TCU FCA Is Building Student-Athletes … and Building for the Future
The story of Texas Christian University’s Fellowship of Christian Athletes begins with P.D. Shabay, a former TCU football player who brought FCA to campus in 1965.
“We started a Bible study every week,” Shabay said in a prerecorded video featured during the organization's annual banquet. “And the next year we actually said, ‘let’s start the FCA chapter at TCU.’”
That decision led to the first FCA banquet, held at the TCU student center, featuring then-Dallas Cowboys head coach Tom Landry as the keynote speaker. Landry’s lone request was a $20 honorarium.
“Those were the very infant steps of FCA at TCU,” Shabay said.
A Ministry of Presence
Now, TCU FCA operates with a staff of five, including Campus Director Chauncey Franks, who has
led the organization since 2010. Over that time, Franks has seen the banquet grow
from 75 people in 2012 to over 700 each of the past two years.
The staff size is unusual for a collegiate FCA chapter, which typically consists of just one or two people. Franks says the staff size at TCU contributes to the depth and breadth of the ministry.
“We have a ministry of presence,” Franks said. “It allows us to go life on life, where we’re not coaching plays, but we’re coaching the heart.”

The annual Night of Champions banquet – which this year saw more than 700 attendees gather in the Sam Baugh Indoor Practice Facility on April 23 – is simply the culmination of work happening throughout the year.

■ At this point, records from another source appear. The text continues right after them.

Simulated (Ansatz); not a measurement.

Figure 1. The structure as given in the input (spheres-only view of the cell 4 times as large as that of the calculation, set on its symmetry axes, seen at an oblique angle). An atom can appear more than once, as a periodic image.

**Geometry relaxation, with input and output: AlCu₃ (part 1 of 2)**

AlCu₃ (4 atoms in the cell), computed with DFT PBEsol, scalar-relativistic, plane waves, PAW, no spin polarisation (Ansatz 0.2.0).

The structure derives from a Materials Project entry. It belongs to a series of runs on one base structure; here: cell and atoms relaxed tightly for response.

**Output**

In practice, that work takes shape as one-on-one mentorship, discipleship, pregame chapels and a steady presence through the harder seasons of student-athlete life: injuries, lack of playing time and the questions of identity that arise when sport begins to demand more than it gives back.
Franks has also seen his role expand beyond TCU’s campus in recent years, as he now works with other FCA chapters to better equip their leaders for ministry.
“We have become known, in a lot of ways, as having one of the best collegiate FCA ministries in the nation,” Franks said. “We’ve trained everybody from schools in the SEC, ACC and Big 12, and everything in between.”
A Story Comes Full Circle
Mitchell Traver, who played baseball at TCU and was involved with TCU FCA as a student-athlete,
returned to serve on the FCA staff and traces the full circle of what TCU FCA does
over time.
“I’m a product of TCU FCA,” Traver said. “I don’t actually know what my life would look like without TCU FCA.”
What keeps him in the work, he said, is the chance to walk alongside young people as they wrestle with questions of identity in a culture quick to define them by their performance.
“Kids don’t really know what it actually means not to be defined by your performance in a world that’s going to define you that way,” Traver said. “Seeing those lights come on repeatedly, that’s the gift.”
Fellowship Through Formation
Kade Durnin, a sophomore pitcher for TCU baseball, serves on TCU FCA’s leadership
team and considers it one of the most important things he does on campus.
“Being a part of leadership for TCU FCA calls you to a higher standard,” Durnin said. “The motto there is fellowship through formation.”
Looking out at the Night of Champions attendees, Durnin reflected on what he was seeing.
“It really shows how big of an impact TCU FCA has had. The generational impact,” Durnin said.
Durnin was one of five student-athletes who participated in a panel discussion at the dinner, sharing their experiences of TCU FCA with the room. Others included Duncan Chan (men’s tennis), Ansel Din-Mbuh (football), Josey Whitaker (women’s track and field) and Quinn Calhoun (women’s track and field). They each shared their testimonies from the stage, reflecting on the impact of TCU FCA in their lives and representing men’s and women’s athletics across team and individual sports.
Building for the Next 60 Years
A foundational gift from Tom Lehman, a former PGA Tour professional golfer, seeded
the director’s position years ago. Today, all five staff positions are fully funded
by donors outside the university. The staff includes Franks and Traver, along with
Coleman Maxwell, an 11-year veteran who works closely with football and recently launched
a leadership development program with the men’s basketball team; Carrie Casey Burnett,
a former Sam Houston State student-athlete who has served for five years; and Maya
Wilson, a Rice basketball alumna who joined the staff over a year ago.
The landscape of college athletics is shifting rapidly, however, and Franks is carefully considering what TCU FCA will need to look like on the other side of that change. His vision is to endow the director’s position, ensuring the ministry’s continuity is not tied to any single leader.
“I want to make sure that TCU FCA is here 60 years from now,” Franks said.
Franks recently earned his Executive MBA from TCU’s Neeley School of Business, a credential that has equipped him to lead a ministry with a growing annual budget, a fully functioning board and ambitious goals for the future.
“This Neeley degree has helped elevate my understanding of business and given me the language to go into different spaces and circles, to cast vision and invite people to be a part of that,” he said.